Years ago, I wrote an editorial on the relative lack of new best-selling names in the sf field in recent decades. I said then that by 1990 it was evident that the sf field had ceased to add to the pantheon of national best-sellers grown in the genre up to the early 1980s. And as the older writers in this group passed on—Heinlein and Asimov in particular—only Arthur C. Clarke and Anne McCaffrey were left. Finally, years later, Orson Scott Card joined that select company. The new bestsellers otherwise were all either fantasy or marketed as mainstream, not genre (Neal Stephenson, for example). And with each year the number of best-selling fantasy names increases.
Now while that last is still quite true, there has been an interesting and hope-inspiring expansion of the sf list to include Lois Bujold, David Weber, Eric Flint, among others, and even Richard Matheson, whose I Am Legend, first published more than fifty years ago, finally made him a major best-selling writer. And there are the Dune novels, continuing. And Scott Westerfeld.
The case of Scott Westerfeld is particularly interesting: after publishing several good sf novels, he became a number one bestseller by hitting it big in the young adult market with excellent sf novels for teenagers (the Uglies, Pretties, Specials series). He is such a success in that market that it makes his very real achievements in adult sf look pale. In the post–Harry Potter world, childrens and young adult publishing is a field drenched in new fantasy and progressively more open to science fiction. The kids don’t see genre stuff as anything out of the ordinary, and many of them like it, without particularly identifying themselves as genre readers.

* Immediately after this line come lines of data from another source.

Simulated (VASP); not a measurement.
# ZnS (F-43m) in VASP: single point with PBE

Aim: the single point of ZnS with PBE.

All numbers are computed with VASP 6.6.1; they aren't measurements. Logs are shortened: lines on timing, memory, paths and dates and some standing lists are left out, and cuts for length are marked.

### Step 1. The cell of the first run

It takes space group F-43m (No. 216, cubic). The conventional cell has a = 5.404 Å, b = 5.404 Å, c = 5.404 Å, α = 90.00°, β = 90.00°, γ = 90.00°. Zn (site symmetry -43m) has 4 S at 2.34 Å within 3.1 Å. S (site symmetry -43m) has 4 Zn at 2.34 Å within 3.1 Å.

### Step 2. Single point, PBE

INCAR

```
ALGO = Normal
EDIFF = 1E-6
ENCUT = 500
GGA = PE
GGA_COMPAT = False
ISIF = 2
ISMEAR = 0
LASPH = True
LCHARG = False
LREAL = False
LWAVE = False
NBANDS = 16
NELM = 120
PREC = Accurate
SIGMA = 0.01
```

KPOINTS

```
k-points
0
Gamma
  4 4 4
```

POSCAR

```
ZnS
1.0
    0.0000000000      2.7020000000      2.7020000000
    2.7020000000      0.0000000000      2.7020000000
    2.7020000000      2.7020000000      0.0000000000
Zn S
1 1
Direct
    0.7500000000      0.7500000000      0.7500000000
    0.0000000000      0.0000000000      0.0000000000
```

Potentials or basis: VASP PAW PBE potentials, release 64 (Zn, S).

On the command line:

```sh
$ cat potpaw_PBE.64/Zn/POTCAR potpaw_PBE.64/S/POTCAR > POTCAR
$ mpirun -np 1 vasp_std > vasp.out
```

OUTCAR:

And that’s a growing aspect of the adult readership as well. Fiction bestsellers such as Cormac McCarthy’s The Road and Michael Chabon’s The Yiddish Policemen’s Union are indistinguishable from sf, as are a number of well-regarded but not quite best-selling works of contemporary fiction. I am not talking about the mainstream novels that borrow from sf without being situated in genre, such as the magnificent works of Haruki Murakami, but books such as Margaret Atwood’s Oryx and Crake, that really are sf (just without the label or the genre marketing signals). Readers of contemporary fiction under forty don’t see genre stuff as anything out of the ordinary, and many of them like it as an occasional part or their reading, as long as it is well done.
While many of the old prejudices of the literary journals and reviewers against genre clearly persist, still the world is changing. H. P. Lovecraft and Philip K. Dick are collected in The Library of America, which exists to publish the canon of American literature. A survey of the reviews of those two volumes is instructive if you care to see prejudices aired and, often enough to give us hope, challenged.
There is a whole other discussion to be had on the influence of film and tv and games on bestsellers, but not one I care to pursue just now, except to say that the most likely way to become an immediate bestseller is to have a big, successful film made of your novel.
I am truly grateful for the existence of sf bestsellers, for they perform the priceless function of carving out space in the distribution system to keep the genre alive. And I believe the living genres are the cauldron out of which creative innovation in initially unfashionable styles may occur, and fairly often does.